Cuts in science funding attacked
Professor Wolfendale's outburst interrupted proceedings at a press conference in London to publish the annual report of the Science and Engineering Research Council (SERC).
The SERC has been caught in a double bind as a result of Britain's exit from the ERM on Black Wednesday. It now has to pay its subscriptions to international organisations in devalued pounds, whereas the organisations require payment in comparatively hard currencies such as French or Swiss francs. In addition, Black Wednesday has forced cutbacks in government expenditure, meaning that the SERC will have fewer pounds with which to pay the subscriptions.
The SERC will receive about pounds 2.3m less than it had been told to expect for 1993/94 as a result of public expenditure cuts, and has been told to start contingency planning for cuts of up to 6 per cent in its budgets thereafter. 'It makes no sense. I'm really flabbergasted. I really can't understand it at the moment,' Professor Wolfendale said.
Out of the SERC's budget for 1991-92 of just over pounds 450m it had to pay nearly pounds 100m in subscriptions to CERN, the European Laboratory for Particle Physics; the European Space Agency and the Institute Laue Langevin in Grenoble. If the full devaluation of 15 per cent were reflected in next year's subscriptions it would have to cut 'domestic science' severely to find the money.
If more money is not found, Britain's astronomers would have to give up participation in the X- ray Multi-Mirror space mission even though, 'the UK has acknowledged world expertise' in this difficult area of observational astronomy. Since the XMM is one of the main planks of British scientific participation in the ESA, pulling out of the XMM would make nugatory further participation in ESA and mean the council would be wasting the pounds 25m which it pays ESA each year.

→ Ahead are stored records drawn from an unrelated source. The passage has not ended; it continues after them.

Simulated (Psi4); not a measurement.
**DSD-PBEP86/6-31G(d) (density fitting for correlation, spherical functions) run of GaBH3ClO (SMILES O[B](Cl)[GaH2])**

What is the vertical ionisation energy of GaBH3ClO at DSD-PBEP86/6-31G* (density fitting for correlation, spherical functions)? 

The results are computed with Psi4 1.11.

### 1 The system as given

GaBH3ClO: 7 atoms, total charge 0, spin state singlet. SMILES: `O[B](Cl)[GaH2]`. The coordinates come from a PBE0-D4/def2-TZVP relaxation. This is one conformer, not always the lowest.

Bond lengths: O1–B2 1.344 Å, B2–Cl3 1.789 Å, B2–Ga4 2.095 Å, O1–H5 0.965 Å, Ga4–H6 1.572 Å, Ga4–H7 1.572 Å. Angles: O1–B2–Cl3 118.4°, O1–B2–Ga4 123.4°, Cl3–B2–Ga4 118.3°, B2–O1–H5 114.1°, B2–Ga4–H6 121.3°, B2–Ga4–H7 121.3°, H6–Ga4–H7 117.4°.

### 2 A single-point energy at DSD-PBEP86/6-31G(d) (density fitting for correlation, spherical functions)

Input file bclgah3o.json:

Professor Wolfendale's complaint is that these subscriptions have to be paid under the terms of inter-governmental agreements. He wants the Office of Science and Technology headed by Mr Waldegrave, Chancellor of the Duchy of Lancaster, to accept responsibility for meeting the payments due under agreements signed by government ministers.
Sir Mark Richmond, SERC's chairman, warned that so much money was being paid out in international subscriptions that SERC was close to the position where there would not be enough left in the domestic budget to take advantage of the fact that it had paid its subscriptions.